OTP, deployability.

Russ Allbery rra at stanford.edu
Thu Jun 16 13:58:09 EDT 2011


"Roland C. Dowdeswell" <elric at imrryr.org> writes:

> 	5.  3rd party vendor code frequently expects to do a PLAIN
> 	    auth against LDAP to validate user passwds.  Maybe some
> 	    internally developed software simply queries LDAP.

I'll second this.  We have this problem with our VPN infrastructure and
were already starting to think about how we could hack around the
limitation to use OTP.  (The evil plan we currently have was to put up a
new LDAP server for the VPN authentications that uses back_ldap and a
custom saslauthd to take apart the password into a password and OTP
component and assemble the authentication separately, then package it back
to the VPN infrastructure as if it were a password bind.)

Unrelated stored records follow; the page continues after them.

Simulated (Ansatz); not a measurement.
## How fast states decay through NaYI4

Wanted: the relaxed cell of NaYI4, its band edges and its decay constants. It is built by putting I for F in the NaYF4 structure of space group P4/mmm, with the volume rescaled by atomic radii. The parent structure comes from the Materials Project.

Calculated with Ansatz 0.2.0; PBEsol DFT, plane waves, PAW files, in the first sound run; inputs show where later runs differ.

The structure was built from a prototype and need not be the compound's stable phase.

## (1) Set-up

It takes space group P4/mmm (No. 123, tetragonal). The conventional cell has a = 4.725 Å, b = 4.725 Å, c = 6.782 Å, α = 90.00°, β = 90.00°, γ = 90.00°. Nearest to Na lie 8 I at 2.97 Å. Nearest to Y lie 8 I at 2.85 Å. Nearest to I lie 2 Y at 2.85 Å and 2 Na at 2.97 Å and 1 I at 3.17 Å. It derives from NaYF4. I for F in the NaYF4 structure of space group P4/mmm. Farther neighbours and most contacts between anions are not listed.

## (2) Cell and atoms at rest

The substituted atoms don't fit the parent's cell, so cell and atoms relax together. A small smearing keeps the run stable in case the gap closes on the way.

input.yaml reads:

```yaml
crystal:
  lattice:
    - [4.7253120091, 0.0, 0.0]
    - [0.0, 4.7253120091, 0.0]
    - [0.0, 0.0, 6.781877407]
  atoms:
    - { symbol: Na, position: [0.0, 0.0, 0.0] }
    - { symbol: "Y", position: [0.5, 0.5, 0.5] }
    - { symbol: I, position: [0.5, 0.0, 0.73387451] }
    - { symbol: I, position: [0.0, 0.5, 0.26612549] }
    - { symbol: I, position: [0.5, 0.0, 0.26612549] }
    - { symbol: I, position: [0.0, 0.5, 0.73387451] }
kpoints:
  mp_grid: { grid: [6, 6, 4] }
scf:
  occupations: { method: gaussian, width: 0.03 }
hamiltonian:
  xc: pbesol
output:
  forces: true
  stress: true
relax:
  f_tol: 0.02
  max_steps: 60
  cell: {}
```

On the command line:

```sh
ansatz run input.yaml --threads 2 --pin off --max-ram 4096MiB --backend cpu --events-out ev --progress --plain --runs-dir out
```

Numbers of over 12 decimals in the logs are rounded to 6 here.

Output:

> 	6.  web browsers on iPhones, iPads, blackberries, etc. can't
> 	    do Kerberos and likely connect to one or more systems that
> 	    are likely to have the assumption that user+pass is the
> 	    structure of authentication.

Client-side certificates tied to a principal that isn't the user's basic
principal but instead is a principal scoped to that device that can be
separately revoked seem to be the way to go here.  The user really wants
to just authenticate their phone, not themselves using their phone, for
most things the user does (even if they don't realize that).

That still leaves open the problem that, as you say, applications expect a
username-password, but I wonder if you couldn't use the certificate on the
phone and another app to generate the password that the application can
use and then cut and paste it into the application.